Straight To Hell (1987)

Straight To Hell (1987)

Given the chance to make ¡Three Amigos!, (1986) Alex Cox declined and instead made Straight To Hell (1987, 87 mins.), a rowdy send-up of spaghetti westerns, its cast peppered with musicians. Panned on release it has since achieved something of a cult status, filed under the so bad it’s good category. And while it really is bad, it is hard to approach it as a serious work, so is probably best taken in the spirit it was intended. Therefore it does have a certain entertaining charm but that still doesn’t make it good.

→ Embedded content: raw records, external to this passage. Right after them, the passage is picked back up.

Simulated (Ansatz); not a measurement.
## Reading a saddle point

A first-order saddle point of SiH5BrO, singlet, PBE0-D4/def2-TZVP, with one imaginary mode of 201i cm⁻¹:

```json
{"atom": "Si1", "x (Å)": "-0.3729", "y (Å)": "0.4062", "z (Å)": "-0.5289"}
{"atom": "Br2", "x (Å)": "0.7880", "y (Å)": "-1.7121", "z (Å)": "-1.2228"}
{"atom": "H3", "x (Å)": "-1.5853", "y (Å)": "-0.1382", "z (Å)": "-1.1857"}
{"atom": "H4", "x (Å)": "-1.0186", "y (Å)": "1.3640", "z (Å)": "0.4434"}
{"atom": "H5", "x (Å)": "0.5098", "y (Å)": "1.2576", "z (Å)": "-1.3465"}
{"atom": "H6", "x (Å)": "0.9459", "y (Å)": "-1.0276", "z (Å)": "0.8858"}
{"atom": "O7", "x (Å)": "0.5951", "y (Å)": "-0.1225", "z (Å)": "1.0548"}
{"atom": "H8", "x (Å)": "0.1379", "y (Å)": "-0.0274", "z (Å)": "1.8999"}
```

The story behind the film is arguably better than the one filmed. Following a successful gig in London in support of the Sandinistas, Cox intended to film a concert tour of Nicaragua featuring the bands involved. With funding not forthcoming and the artists already signed up for a month, it was easier to raise far more cash for a movie. So they went to Spain, filmed it, and the result of four weeks’ work produced Straight To Hell.

The brief timescale shows. While it’s evident that the cast are having a good laugh making it, the film suffers throughout. The plot rumbles along on a logic all its own and much of the cast can barely act, hamming it up at every opportunity. While it’s spoofing spaghetti westerns and gives nods to familiar tropes (towns with rival gangs; the undertaker having to clean up the stranger’s mess) it’s not really funny. Instead there’s the sense that it’s full of in-jokes between the ensemble, audience be damned. However, it does do something different by way of a genre mash-up, bringing organised crime into the western format.

After a botched job and a hurried robbery three hitmen (Sy Richardson, Dick Rude, and Joe Strummer), with a whining Courtney Love in tow, head to Mexico to lay low and escape their boss’s wrath. They bury the cash and hole up in a small desert town. When they eventually crawl out of a local bar, their story becomes as meandering as their drunken swagger. The coffee-swigging McMahon family (played by various members of The Pogues) are the resident gang and shoot out after shoot out ensues as other strangers come to town. Ultimately, everyone wants to get their hands on the buried cash.

At one point Dennis Hopper shows up, hands over a huge gun to the fugitives, and vanishes into the desert dust. It’s a seemingly random act, but it’s one of many moments that can be pinned to a wider plot, if obliquely. Sure, the viewer can infer from one scene to another at times what’s going on, but the treatment feels unfair due to a lack of information. Whether scenes were edited out or Cox and Rude weren’t too fussed at the lacunae in their script, Straight To Hell plays as if we are only privy to occasional glimpses of something more complete.

For all it’s stupidity, it’s hard not see that Straight To Hell can also have been an influential film. A young Quentin Tarantino must surely have taken one look at Strummer and Richardson here and jotted down notes that would later see homage in Pulp Fiction. While the film is a raucous espresso-fuelled mess, it can still be enjoyed on its own terms, whatever they may actually be.